It has been a monumental year for the global Indigenous movement, to say the least. During the course of 2012, Indigenous Peoples led more than a thousand protests, occupations, blockades and other essential actions around the world, to turn back the tide of colonialism, to protect cultures and lands, to assert basic rights and, quite simply, to defend the Earth.
It was almost impossible to keep up with it all. Almost. Most impressively, there was the Nasa’s expulsion of military personnel from their territory in Colombia, the group of villagers in India who enforced the destruction of Monsanto test crops; a dozen solid victories against the tar sands and associated pipelines; And let’s not forget the sudden appearance of #idlenomore in Canada and the equally sudden establishment of new Indigenous governments in Nigeria, Australia and West Papua.

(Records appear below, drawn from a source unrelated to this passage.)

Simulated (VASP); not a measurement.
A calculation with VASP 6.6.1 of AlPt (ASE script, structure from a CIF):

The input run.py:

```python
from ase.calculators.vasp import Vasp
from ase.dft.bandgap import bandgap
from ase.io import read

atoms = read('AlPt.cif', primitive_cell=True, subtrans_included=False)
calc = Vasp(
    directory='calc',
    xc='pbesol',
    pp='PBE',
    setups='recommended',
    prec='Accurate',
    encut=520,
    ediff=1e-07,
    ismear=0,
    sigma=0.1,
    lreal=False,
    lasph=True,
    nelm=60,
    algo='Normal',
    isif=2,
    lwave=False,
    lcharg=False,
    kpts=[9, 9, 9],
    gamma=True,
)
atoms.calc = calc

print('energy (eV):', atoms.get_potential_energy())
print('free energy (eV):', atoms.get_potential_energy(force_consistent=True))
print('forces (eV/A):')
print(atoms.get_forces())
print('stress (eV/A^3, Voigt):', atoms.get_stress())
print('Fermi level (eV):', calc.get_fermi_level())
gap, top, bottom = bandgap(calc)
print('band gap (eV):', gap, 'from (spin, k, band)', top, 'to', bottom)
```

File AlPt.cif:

There were just as many tragedies: Ethiopia started a full-scale assault against the Anuak Peoples; China announced plans to forcibly “settle” 1.5 million nomads; and Israel passed the controversial Prawer Plan, paving the way for the theft of Bedouin lands. Hundreds of leaders were also killed around the world in a desperate attempt by governments, corporations, and military bodies to extinguish Indigenous resistance.
Another tragedy was the sheer amount of silence that surrounded these life-and-death struggles despite their overwhelming significance to global politics, economics, human rights, and environmental issues. That is precisely why we decided to publish this annual briefing: to give you a chance to know this global struggle as it unfolded in 2012.
However, we wish to point out that INDIGENOUS STRUGGLES is far from being a complete archival record. Rather, it is a collection of events based on our monthly report, “Underreported Struggles”. This annual briefing includes all the monthly reports we published in 2012, which have been revised and extended after a thorough review of more than 2000 articles, reports and press releases.
In order to make this briefing as timely as possible, we limited our coverage to two main subjects:
1) the policies and practices of governments, corporations, NGOs, military and paramilitary organizations, international institutions and settler populations; and
2) the efforts of Indigenous Nations to hold those parties accountable for any actions that threatened traditional lands, cultures, communities, livelihoods and basic rights.
We did not, for instance, include much about food sovereignty, poverty, gender equality and women’s rights or the global effort to reclaim indigenous languages. It was very difficult to exclude anything from this report; but we had to draw the line somewhere.
We also limited our coverage of each event to a single paragraph, which means it will be up to you to take the time to learn more about these events. We hope you will take that time out, to inform yourself and support these struggles as best you con
In closing, let me just say that there is no one struggle that’s greater or more important than the rest. Indeed, there is but one struggle: the struggle for life itself. We’re in this together.